Efficient Market Hypothesis
“An efficient market is defined as a market where there are large numbers of rational, profit-maximizers actively competing, with each trying to predict future market values of individual securities, and where important current information is almost freely available to all participants. In an efficient market, competition among the many intelligent participants leads to a situation where, at any point in time, actual prices of individual securities already reflect the effects of information based both on events that have already occurred and on events which, as of now, the market expects to take place in the future. In other words, in an efficient market at any point in time the actual price of a security will be a good estimate of its intrinsic value.” Eugene F. Fama,
“Random Walks in Stock Market Prices,” Financial Analysts Journal, September/October 1965.
The Three factor Model
The Three Factor Model is a model that defines three independent dimensions of returns. It is probable to apply these factors to portfolios and then quantify the role each factor provides to the overall portfolio as a whole.
In 1991 Eugene F. Fama and Kenneth French who are two leading economists, led a study into the sources of risk and return. Based around the Efficient Market Hypothesis, their research showed that a portfolio’s exposure to three simple but diverse risk factors determines the clear majority of investment results.
The three factors are referred to as the Three-Factor Model.
- The Market Factor: the extra risk of stocks vs. fixed income
- The Size Effect: the extra risk of small-cap stocks over large-cap stocks
- The Value Effect: the extra risk of high book-to-market (BtM) over low BtM stocks
Evidence and academic based investing utilizes the Three Factor Model and it allows engineering of portfolios where the allocation between equities and fixed income and allocation between small vs large and value vs growth equities can be based on academics and not guess work.

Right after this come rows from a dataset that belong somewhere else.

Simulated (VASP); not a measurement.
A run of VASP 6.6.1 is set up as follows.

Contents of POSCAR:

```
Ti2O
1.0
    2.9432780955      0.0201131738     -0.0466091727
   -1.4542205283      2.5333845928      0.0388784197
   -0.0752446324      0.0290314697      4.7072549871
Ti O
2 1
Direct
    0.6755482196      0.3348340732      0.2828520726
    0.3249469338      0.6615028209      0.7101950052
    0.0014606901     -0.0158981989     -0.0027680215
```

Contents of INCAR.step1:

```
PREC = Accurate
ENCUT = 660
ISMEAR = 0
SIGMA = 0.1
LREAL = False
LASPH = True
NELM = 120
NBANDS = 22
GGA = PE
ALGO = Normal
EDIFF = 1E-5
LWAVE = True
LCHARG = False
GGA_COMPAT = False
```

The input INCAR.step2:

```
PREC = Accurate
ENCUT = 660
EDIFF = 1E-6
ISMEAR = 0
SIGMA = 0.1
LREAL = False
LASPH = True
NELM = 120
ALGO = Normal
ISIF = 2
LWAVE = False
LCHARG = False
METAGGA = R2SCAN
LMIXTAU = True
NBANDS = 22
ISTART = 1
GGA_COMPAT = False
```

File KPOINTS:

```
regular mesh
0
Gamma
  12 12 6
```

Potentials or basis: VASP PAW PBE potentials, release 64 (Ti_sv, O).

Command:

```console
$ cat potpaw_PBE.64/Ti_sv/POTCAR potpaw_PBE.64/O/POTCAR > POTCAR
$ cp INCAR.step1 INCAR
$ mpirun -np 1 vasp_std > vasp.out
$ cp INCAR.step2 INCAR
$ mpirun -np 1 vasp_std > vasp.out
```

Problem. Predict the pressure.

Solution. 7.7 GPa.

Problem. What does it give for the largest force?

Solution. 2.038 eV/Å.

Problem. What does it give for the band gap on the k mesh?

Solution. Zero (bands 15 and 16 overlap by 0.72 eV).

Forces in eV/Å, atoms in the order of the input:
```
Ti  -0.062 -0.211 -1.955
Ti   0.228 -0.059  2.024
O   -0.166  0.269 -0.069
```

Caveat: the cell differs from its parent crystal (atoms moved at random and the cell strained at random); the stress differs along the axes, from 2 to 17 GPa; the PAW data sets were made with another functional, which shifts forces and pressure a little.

Source: Fama, Eugene. “Random Walks in Stock Market Prices”. Financial Analysts Journal, September/October 1965
Modern Portfolio Theory
Modern Portfolio Theory and its inventor Harry Markowitz earned the Nobel prize in economics in 1990 for his work on portfolio risk and reward. Modern Portfolio Theory essentially explains how investors can reduce overall risk by holding a diversified portfolio of assets and at the same time it allows individuals to maximize their expected returns based on the amount of volatility they are willing to take.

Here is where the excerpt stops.